Published originally in French on Reinformation TV on April 24, 2018.

Poland – That was not the first time that the President of the European Council Donald Tusk was summoned last Monday concerning the air crash in Smolensk that claimed on 10 April 2010 the lives of 96 people, among which the President Lech Kaczyński and his wife, as well as the members of the General Staff of the Polish Armed Forces. But it was his first summon as a witness concerning a lawsuit brought by families of victims against the chief of his chancellery Tomasz Arabski who was in charge of coordinating the organisation of the journey of the presidential delegation that left in order to commemorate the 70th anniversary of the massacre of the Polish officers in Katyn by the Soviet NKVD.

This is not the first time that Donald Tusk is summoned by the judges concerning his role in the air crash of Smolensk

The former Polish Prime Minister had already had to give explanations to the prosecutors in July 2017 about the corpses of the victims that were not in the right coffins after their repatriation from Russia, as this had been noticed throughout the exhumations ordered by the PiS government as a part of its counter-inquiry about the air crash in Smolensk. Many would wish in Poland to see Mr. Tusk being tried for high treason due to his decision of accepting the inquiry about this catastrophe to be under the exclusive control of Russia. However there is an agreement of 1993 between Poland and Russia that applies to accidents involving military airplanes that would have allowed the Polish investigators to take part to the inquiry on equal terms with their Russian counterparts. The Tu-154 of the Polish government that crashed during the landing approach to the military airport of Smolensk, was an aircraft of the Polish Army operated by a military crew. The consequence of this disastrous decision of Donald Tusk are the suspicions about a potential attack that are reinforced by the fact that Moscow still refuses, eight years after the crash, to restitute the wreckage and the black boxes of the aircraft to Poland.

Some would like to see the President of the European Council being tried in Poland for high treason

Last Monday, the President of the European Council had among others to say what he knew about the decisions that led to two separate visits for the commemoration of the 70th anniversary of Katyn in April 2010: his one, together with the Russian Prime Minister Vladimir Putin on 7 April, and the one of the Polish President with his delegation and the representatives of the families of the officers executed in Katyn on 10 April. Donald Tusk seems to have forgotten a lot of things, and notably the fact – that is proven by documents – that there should have been at the beginning, according to the will of President Kaczyński, only one common visit to Katyn. There also, Tusk is accused of treason by his opponents for having accepted Putin’s proposal to separate the visit of the Polish President whom the Russian Prime Minister did not seem to bear too much affection since the events in Georgia in 2008, when the Polish President had traveled to Tbilisi with several Eastern and Central European Heads of States and Governments in order to support this little country against the Russian invasion that just took place. Tusk also did not like his political enemy Kaczyński who disposed as a president of prerogatives in terms of foreign policy, and he is alleged to have favoured his own political interests to the ones of his country concerning those commemorations.

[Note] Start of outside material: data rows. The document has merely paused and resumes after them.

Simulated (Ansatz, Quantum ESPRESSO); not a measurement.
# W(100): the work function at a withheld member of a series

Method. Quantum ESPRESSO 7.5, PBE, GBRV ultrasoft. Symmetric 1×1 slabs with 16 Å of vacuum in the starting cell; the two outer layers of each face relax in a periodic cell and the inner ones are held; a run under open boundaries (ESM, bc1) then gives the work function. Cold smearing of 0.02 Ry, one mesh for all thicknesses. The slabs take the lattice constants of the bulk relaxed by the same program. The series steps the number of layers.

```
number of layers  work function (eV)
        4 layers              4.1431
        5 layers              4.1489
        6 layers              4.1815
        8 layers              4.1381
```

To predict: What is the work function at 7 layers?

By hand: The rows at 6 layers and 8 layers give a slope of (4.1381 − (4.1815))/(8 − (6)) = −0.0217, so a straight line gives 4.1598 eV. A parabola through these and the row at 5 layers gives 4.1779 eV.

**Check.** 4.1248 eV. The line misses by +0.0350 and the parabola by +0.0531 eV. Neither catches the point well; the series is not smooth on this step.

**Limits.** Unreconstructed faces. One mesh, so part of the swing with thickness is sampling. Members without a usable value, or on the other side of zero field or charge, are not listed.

A lawsuit was brought by a part of the families of the victims after the prosecutors had stopped the proceedings in 2013

The political friends of Donald Tusk consider for their part that this lawsuit is a political one, even if it was brought by families of the victims. However, when the Polish prosecutors had stopped the procedure against the chief of his chancellery Tomasz Arabski as well as against two other officers of this chancellery and two employees of the Polish embassy in Moscow in autumn 2013, as Tusk was Prime Minister – and it was strange, to say the least – it stated that this decision was based on the fact that the negligences noticed around the preparation of the journey of the presidential delegation had occurred without any intent to harm, while outlining that there had been plenty of negligences committed by those persons! This is after that decision of the prosecutors that several families of victims had decided to pursue a civil remedy against the chief of Donald Tusk’s chancellery.